Salted caramel is my latest obsession. I cannot get enough. My sea salt and vanilla bean caramel sauce are delicious on their own, but the last time I made it, I added about 2 ounces of Jack Daniels Tennesse Honey.
Have you ever had a week where you were on a wrong day for the entire week? All week, I was a day behind. All day today, I thought that it was Wednesday. I am so confused. I never really caught up and my poor blog was neglected. Something else that did not help with productivity was that we got a new addition to our family. We adopted a 10-month-old puppy. Her name is Ginnie. She is a total and complete love. I went into Best Buy to buy a printer and came out with a dog. Next door to the Best Buy is a Petsmart. My husband and children went to the adoption tent, and by the time I got back, it was decided that we needed to take a doggie home. It did not take a lot of arm twisting. They had their eyes on a different dog, but I saw this sweet babe and knew that she was our new dog. We could not take her home that day, she needed to go back to be spayed, and I drove to Ottawa to pick her up on Monday. It was well worth the disruption in our week, but I never got it together. But you will forgive me, right?

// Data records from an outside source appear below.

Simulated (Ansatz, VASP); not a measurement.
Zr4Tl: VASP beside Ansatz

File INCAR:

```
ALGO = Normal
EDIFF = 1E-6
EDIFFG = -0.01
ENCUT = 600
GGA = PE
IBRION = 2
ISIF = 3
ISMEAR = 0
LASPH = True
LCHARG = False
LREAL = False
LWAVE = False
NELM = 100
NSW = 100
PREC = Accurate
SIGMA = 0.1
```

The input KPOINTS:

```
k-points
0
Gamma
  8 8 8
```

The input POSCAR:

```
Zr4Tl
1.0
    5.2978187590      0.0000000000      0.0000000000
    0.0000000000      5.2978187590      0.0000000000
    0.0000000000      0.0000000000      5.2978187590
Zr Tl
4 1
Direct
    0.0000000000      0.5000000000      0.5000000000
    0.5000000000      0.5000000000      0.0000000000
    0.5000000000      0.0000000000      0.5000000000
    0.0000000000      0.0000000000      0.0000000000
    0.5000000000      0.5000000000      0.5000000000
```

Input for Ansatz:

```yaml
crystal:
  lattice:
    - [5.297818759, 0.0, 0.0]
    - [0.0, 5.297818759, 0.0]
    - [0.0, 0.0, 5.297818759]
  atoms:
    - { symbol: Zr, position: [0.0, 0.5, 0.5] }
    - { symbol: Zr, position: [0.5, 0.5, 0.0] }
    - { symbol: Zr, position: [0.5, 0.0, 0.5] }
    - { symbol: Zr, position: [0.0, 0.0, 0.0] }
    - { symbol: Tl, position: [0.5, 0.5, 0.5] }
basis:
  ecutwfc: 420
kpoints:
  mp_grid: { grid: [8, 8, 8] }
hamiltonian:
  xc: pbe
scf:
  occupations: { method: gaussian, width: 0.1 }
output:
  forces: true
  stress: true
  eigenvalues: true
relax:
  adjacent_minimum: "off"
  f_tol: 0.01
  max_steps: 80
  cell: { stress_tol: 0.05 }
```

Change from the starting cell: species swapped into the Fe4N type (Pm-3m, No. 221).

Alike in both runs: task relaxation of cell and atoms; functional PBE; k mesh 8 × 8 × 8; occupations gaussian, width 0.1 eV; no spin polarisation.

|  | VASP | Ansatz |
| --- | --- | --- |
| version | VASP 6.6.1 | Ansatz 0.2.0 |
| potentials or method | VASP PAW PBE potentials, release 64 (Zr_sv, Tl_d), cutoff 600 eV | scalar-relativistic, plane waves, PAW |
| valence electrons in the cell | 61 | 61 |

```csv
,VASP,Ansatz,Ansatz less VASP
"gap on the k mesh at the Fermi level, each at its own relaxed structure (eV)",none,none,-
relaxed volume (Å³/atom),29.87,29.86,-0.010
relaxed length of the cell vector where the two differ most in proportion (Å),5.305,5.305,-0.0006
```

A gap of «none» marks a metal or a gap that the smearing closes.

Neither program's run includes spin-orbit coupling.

Salted caramel is my latest obsession. I cannot get enough. My sea salt and vanillla bean caramel sauce are delicious on its own, but the last time I made it, I added about 2 ounces of Jack Daniels Tennesse Honey. It is the most perfect thing that I have ever eaten. Sweet, salty, and boozy. Usually, I am not even a whiskey fan, but on a whim, I bought a bottle of the new honey blend (must have been a rough day) and love to cook with it. And then, I got an even better idea. Add butter to it. Lots and lots of butter. And more sugar. And then add to it some cake. And then some cupcakes. Sometimes, just sometimes, I have really good ideas.
Salted Caramel Frosting Ingredients //
- 2 sticks (1 cup) room temperature butter
- 1 brick (8 ounces) room temperature cream cheese
- 1/2 cup salted caramel (homemade or store-bought, if you cannot find salted caramel, add about a teaspoon of sea salt)
- 3-4 cups powdered sugar
How to Make // The Steps
Step 1: Cream together the butter and cream cheese.
Step 2: Pour in the salted caramel. Beat until combined.
Step 3: Slowly add the powdered sugar, and beat for a few minutes until really light and fluffy.
I used it to ice this yellow cake. This recipe makes a lot of frosting, I iced this cake and had some frosting left over. I added a few extra sprinkles of sea salt and this cake was amazing.
And it is also perfection on top of chocolate cupcakes with a little extra caramel sauce drizzle and some star glitter. The stars just make it extra fancy. I like sparkles.
Emily @ mommysnotperfect.com
Thursday 10th of March 2016
Only, this looks amazing! I'm going through a salted caramel phase right now so I'll be trying this!
Thursday 23rd of July 2015
I was wondering if there is a specific Carmel they I should use? I tried to make this with Carmel bits, it did not work. I melted the Carmel and once it was completely melted I added it to the cream cheese and butter and it instantly hardened. Is there a trick it should I have used a different type of Carmel? Thanks
Friday 24th of July 2015
There are links in the recipe, but it needs to be sauce. You can use store bought if you don't want to make your own, but it needs to be liquid.
Saturday 1st of March 2014
Followed recipe exactly...could not find salted caramel sauce so used a caramel topping and just added 1 t. sea salt. I also bought some ground sea salt and set it on the largest for grinding and will lightly grind over top of cake.
Tuesday 11th of February 2014
I had a co-worker bring in wheat free cupcakes with this frosting and a little caramel drizzle on top and they are the most delicious cupcakes I have ever had. I was amazed. I'm bookmarking!!! This will be a well used recipe in my house. :)
Friday 14th of February 2014
I am so glad that you liked them so much!